The 3480 tape format is a magnetic tape data storage format developed by IBM. The tape is one half inch wide and is packaged in a 4"x5"x1" cartridge. The cartridge contains a single reel; the takeup reel is inside the tape drive.
Because of their speed, reliability, durability and low media cost, these tapes and tape drives are still in high demand. A hallmark of the genre is transferability. Tapes recorded with one tape drive are generally readable on another drive, even if the tape drives were built by different manufacturers.
Tape drives conforming with the IBM 3480 product family specification were manufactured by a variety of vendors from 1984 to 2004. Core manufacturers included IBM, Fujitsu, M4 Data, Overland Data, StorageTek and Victor Data Systems (VDS). Various models of these tape drives were also marketed under other brands, including DEC, MP Tapes, Philips, Plasmon, Qualstar, Tandem, and Xcerta.
IBM designated all versions of 3480 and 3490E tape drives as members of the 3480 Product Family.
Tape drives built for the 3480 were initially designed for IBM System/370 computers. Therefore, the first 3480 tape drives communicated through a bus and tag interface. Later models were able to take advantage of ESCON and high voltage SCSI interfaces. The advent of the SCSI interface made it possible to connect 3480 family tape drives to personal computers, which enabled mainframe-to-PC data exchange.
The first 3480 tape drives were introduced in 1984. The IBM 3480 was the first tape drive to employ thin-film heads and the first to use chromium dioxide tape.
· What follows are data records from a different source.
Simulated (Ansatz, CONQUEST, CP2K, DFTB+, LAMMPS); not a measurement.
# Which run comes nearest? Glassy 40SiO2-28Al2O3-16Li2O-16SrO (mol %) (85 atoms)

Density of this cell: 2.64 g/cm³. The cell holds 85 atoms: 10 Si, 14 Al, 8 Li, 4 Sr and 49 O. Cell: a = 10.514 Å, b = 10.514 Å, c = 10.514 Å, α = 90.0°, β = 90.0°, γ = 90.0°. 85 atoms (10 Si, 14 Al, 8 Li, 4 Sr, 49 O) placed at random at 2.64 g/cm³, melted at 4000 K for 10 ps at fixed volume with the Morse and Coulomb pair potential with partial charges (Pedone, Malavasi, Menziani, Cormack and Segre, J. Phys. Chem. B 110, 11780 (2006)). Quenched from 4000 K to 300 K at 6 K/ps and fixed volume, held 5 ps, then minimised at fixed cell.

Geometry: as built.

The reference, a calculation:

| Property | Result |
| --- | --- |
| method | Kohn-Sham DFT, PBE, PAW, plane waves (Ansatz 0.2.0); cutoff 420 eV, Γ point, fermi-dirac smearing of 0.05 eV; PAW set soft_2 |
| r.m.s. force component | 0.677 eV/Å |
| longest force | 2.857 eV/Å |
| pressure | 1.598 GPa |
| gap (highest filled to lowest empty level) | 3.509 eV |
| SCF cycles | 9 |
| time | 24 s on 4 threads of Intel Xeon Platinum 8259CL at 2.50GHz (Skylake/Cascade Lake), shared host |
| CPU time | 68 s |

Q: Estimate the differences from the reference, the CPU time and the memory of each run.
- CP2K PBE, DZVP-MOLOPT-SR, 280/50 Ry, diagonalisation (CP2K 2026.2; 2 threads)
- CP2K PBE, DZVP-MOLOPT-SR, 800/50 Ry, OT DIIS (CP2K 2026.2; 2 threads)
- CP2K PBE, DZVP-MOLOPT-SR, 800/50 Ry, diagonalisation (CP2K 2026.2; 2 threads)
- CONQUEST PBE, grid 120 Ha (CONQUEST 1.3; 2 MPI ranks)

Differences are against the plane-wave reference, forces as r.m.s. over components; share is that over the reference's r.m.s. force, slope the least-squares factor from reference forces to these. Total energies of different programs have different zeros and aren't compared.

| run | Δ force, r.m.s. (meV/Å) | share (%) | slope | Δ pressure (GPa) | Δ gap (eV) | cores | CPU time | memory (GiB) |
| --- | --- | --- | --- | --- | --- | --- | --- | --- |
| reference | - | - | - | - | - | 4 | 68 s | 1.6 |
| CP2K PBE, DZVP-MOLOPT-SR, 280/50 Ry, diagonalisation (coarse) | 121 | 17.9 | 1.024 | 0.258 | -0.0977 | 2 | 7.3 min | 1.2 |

It was also distinguished by a relatively high data transfer rate: 3 megabytes per second. This was because it was able to read and write linear data across 18 recording tracks simultaneously, or 38,000 bytes per inch of tape. IBM's prior technology employed 9 recording tracks with a data density of 6,250 bytes per inch of tape, so the 3480 format was greeted as a major breakthrough. The IBM 3480 cartridge stored 200 megabytes in a modest 4x5 inch cartridge compared to the previous technology's 140 megabytes on a 10.5 inch diameter (2400 foot length) reel of 1/2" tape. The 3480 and its successors are streaming drives. The 3480 was initially a disaster, because it would consistently underrun as the 3 MB/s bus and tag channels and the 3 MB/s drives could not feed the 3MB/s second tape drives because of various interferences such as seeks. The streaming drives would then have to stop, back up and restart, reducing throughput to under 200 KB/s.